Martin Almada, recipient of the Alternative Nobel Prize from Paraguay, in Tamera, Portugal
By Tamera
"There is an old system that is not ready to die, and there is a new system that can not be born. Tamera can help the old system to finally end and a new one to be born," said Martin Almada, 74, the Paraguayan activist for solar energy and human rights and recipient of the Right Livelihood Award, during his trip to Europe at the peace research project Tamera at the end of January. The attorney knows from experience how quickly one can become a public enemy. As a socially and culturally engaged school director, he was tortured by the military dictatorship of his country, convicted as an "intellectual terrorist" and imprisoned.
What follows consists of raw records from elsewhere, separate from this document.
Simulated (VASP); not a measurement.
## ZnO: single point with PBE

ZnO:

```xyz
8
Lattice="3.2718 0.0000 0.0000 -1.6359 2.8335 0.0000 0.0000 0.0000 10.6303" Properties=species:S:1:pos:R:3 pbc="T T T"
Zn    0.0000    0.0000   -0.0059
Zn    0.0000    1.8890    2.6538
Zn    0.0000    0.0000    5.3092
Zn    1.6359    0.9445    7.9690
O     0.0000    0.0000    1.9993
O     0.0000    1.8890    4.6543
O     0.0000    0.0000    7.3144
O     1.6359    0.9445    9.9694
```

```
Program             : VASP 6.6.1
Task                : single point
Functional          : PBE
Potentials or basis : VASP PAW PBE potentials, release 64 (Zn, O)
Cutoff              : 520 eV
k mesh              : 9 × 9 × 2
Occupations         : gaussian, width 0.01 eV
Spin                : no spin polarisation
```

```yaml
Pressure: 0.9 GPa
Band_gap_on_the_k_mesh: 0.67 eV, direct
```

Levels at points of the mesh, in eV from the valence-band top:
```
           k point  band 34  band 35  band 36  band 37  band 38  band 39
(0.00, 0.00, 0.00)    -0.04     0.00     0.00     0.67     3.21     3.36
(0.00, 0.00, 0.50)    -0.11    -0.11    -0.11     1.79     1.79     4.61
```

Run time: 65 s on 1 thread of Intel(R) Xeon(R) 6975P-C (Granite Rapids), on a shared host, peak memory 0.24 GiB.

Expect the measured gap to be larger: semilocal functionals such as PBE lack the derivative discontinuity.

Amnesty International was able to bring about his release in 1974. His wife, however, died under the psychological terror of the dictatorship. In 15 years of exile, he worked incessantly for justice and the end of the human rights violations in South America. He revealed that his fate was part of a well-organized, secret and illegal cooperation of the military dictatorships of Latin America: the "Operation Condor."
After the fall of the Stroessner dictatorship in Paraguay 1989, he returned, and in 1992, he discovered the "archives of terror" in a police station. These archives consisted of three tons of files, which meticulously listed the abuses of three decades of dictatorship. Among them was evidence of Operation Condor: Since 1974, the military of six Latin American countries, under the leadership of the Chilean military dictator Augusto Pinochet and the U.S. Nobel Peace Prize winner Henry Kissinger, shared the data of subversive elements and systematically eliminated the leftists and intellectuals of their countries. Through Operation Condor, between 1975 and 1985, 100,000 doctors, teachers, union leaders and social workers had been killed, tortured and made to disappear.
Martin Almada warns: "The Condor still flies. Condor II was founded in 1997 at the Conference of American Armies. It now includes 20 countries. The central person is a commander of the Peruvian armed forces."
All liberal governments in South America are intimidated by the military cooperation, said Almada. "The current Paraguayan President Fernando Lugo fears he will suffer the same fate as the Honduran President Manuel Zelaya who was deposed by the military."
This is the reason why the dictator's son was able to return to Paraguay in January 2011 uncharged. "I blame Gustavo Stroessner Mora for human rights violations as a colonel of the Air Force and for having been the banker of Operation Condor," says Almada. All charges against Stroessner were dropped in 2009. Impunity is a system in many Latin American countries to institutionalize paramilitary and corporational violence. The Stroessner family had remained one of the richest families in the country.
Martin Almada also learns how the world's dominating powers protect themselves against resistance and alternatives from his second activity as a promotor for solar energy. "I discovered that the poverty of my country is not ending and that settlements of Indians and peasants will never be independent, unless they produce their own energy." As a model project he founded, with 200 Indian families, a first solar village in Asuncion, which produces no emissions and uses no fossil energy, and a paper mill that functions solely with solar energy. His plan is to turn the former dictator's palace into a popular University of Human Rights and solar energy, with the help of his foundation Fundación Celestina Pérez de Almada.
During his visit to Europe, he also visited the SolarVillage of Tamera in Portugal. "Here, a dream has become reality," he said in the 1995 founded Peace Research Centre. He was especially impressed by the revolutionary research work on water autonomy and community.
"Self-sufficiency and solidarity - central themes of Tamera - are the two central issues of our time. To work seriously on solutions is an act against the interests of the world banks. This is why projects like Tamera need international protection."